It almost always ends up being about money…much like what would happen if we put the Pentagon on a diet.
“Gee dad, that sure made me feel different.”
“Well son I think you are now old enough to have a sip of my coffee.”
“Gee dad, that sure made me feel different.”
“Well son I think you are now old enough to have a Coca Cola.”
“Gee dad, that sure made me feel different.”
“Well son I think you are now old enough to have a beer.”
“Gee dad, that sure made me feel different.”
We start grooming them right out of the crib.
Because Drug cartels will always have an endless supply of ready cash for wages, bribery and equipment, no amount of tax money, police powers, weaponry, wishful thinking or pseudo-science will make our streets safe again. Only an end to prohibition can do that! How much longer are you willing to foolishly risk your own survival by continuing to ignore the obvious, historically confirmed solution?
If you support the Kool-Aid mass suicide cult of prohibition, and erroneously believe that you can win a war without logic and practical solutions, then prepare yourself for even more death, tortured corpses, corruption, terrorism, sickness, imprisonment, economic tribulation, unemployment and the complete loss of the rule of law.

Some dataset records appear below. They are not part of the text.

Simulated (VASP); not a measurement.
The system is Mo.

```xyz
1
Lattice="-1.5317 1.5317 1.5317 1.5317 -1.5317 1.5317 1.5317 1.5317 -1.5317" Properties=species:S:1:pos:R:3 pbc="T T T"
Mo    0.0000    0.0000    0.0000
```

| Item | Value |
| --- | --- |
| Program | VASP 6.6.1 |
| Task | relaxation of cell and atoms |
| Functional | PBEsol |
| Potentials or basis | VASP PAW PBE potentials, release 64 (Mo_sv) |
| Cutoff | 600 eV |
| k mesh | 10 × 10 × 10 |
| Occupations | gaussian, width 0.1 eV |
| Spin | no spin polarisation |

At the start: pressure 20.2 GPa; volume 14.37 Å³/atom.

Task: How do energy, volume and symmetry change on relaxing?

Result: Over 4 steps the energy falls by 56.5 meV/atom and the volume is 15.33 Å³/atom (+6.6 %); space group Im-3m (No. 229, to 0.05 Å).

The only thing prohibition successfully does is prohibit regulation & taxation while turning even our schools and prisons into black markets for drugs. Regulation would mean the opposite!
Let’s see how this works. Your substance abusers need drugs, why are you not supplying them with "Home Grown" drugs?
Let’s see how this works. You don't want to clean motel rooms, wash cars or dishes so you shout out across the border, "Come on up we have plenty of jobs."
I'd say the problem is on your side of the border with very lax laws and not enough people willing to get their hands dirty.
So you might be well advised to look in your own backyard which is in dire need of a good cleaning.
That is so much bullsh-- or aren't you familiar with that period of our history so well captured by the film "Grapes of Wrath" where people routinely "followed the crops" across this vast nation? My own wife's family were such people and they didn't need illegal aliens to assist them.
Mexico has many more problems than drugs; it is not a poor country despite all hte bull being spread, it has all the necessary ingredients to be prosperous, natural resources, etc., what it also has, in large measure, is a distinct separation between the haves and the have nots. In other words, in the country which has produced the world's richest man, we have poverty to the point where the government of Mexico actively encourages the "migration" of its citizens northward. When you have numbers like 12 to 20 million illegal entries into another country that is an invasion and it should be repelled with force. Invasion is an act of war. We should be at war with Mexico.
http://www.rationalpublicradio.com/bring-the-tropps-home-from-the-drug-war.html
If you think prohibiting the manufacture and distribution/sale will stop evil people from having guns, you are sorely, sorely mistaken. It would take guns out of the hands of law-abiding citizens however...and trample their liberties given them by the 2nd amendment.
Anyone with any mechanical ability can make a gun in their garage.
Anyone with any botanical ability can grow drugs in their basement.
See the similarities? You decry pro-gun, anti-drug-legalization...yet you are anti-gun, pro-drug-legalization......your theologies are hypocritical (as are any pro-gunners out there that are anti-drug-legalization).
Here we are back to "assault weapons" bans again. I guess he thinks that prohibiting guns will work even though prohibiting drugs does not. How the heck to you condemn prohibition in one breath and then promote it in the next?
Wow.
US taxpayers and the Mexican undocumented are both victims of the their respective country's elite.
I have a plan that might work if people would consider it.
http://twopesos-protestfortheundocumented.blogspot.com/2011/04/imagine-two-countries-saying-estamos.html
http://www.watchnewspapers.com/view/full_story/10513105/article-Former-Border-Patrol-Agent-Confronts-His-Past-With-Music?instance=local_news
And then, let's eliminate greed, violence and bigotry around the world!!
good grief...EVERYONE knows that corruption there is irrevocably engrained in every level of government (national/state/local)...every police force...commerce...the military. And it's been that way for 100 years.
Legalizing drugs here would indeed slow/stop the narco-gang related killings...but that infrastructure is now entrenched, so the gangs would just turn to new & improved ways of making money through brutal, illegal, activities (extorting everyday citizens/businesses...kidnappings would skyrocket...so would human trafficking.
Because corruption is so widespread among so many levels/sections of public officialdom, I just can't see how it can be reversed. It's like in sci-fi movies where the alien pod-thing attaches itself to a human& extends it's controlling tendrils so deeply into the host that it would die if the invader was removed.
Even law enforcement groups favor legalization and ironically the the most lethal and addictive substances - tobacco and alcohol - are actually procured OTC in every state without exception.
Legalize, regulate, declare the war over, and use the money to make American industry more competitive with other nations which long ago have taken the employer out of the health care equation.
You might consider taking down the signs or better yet toss those that employ them in the slammer.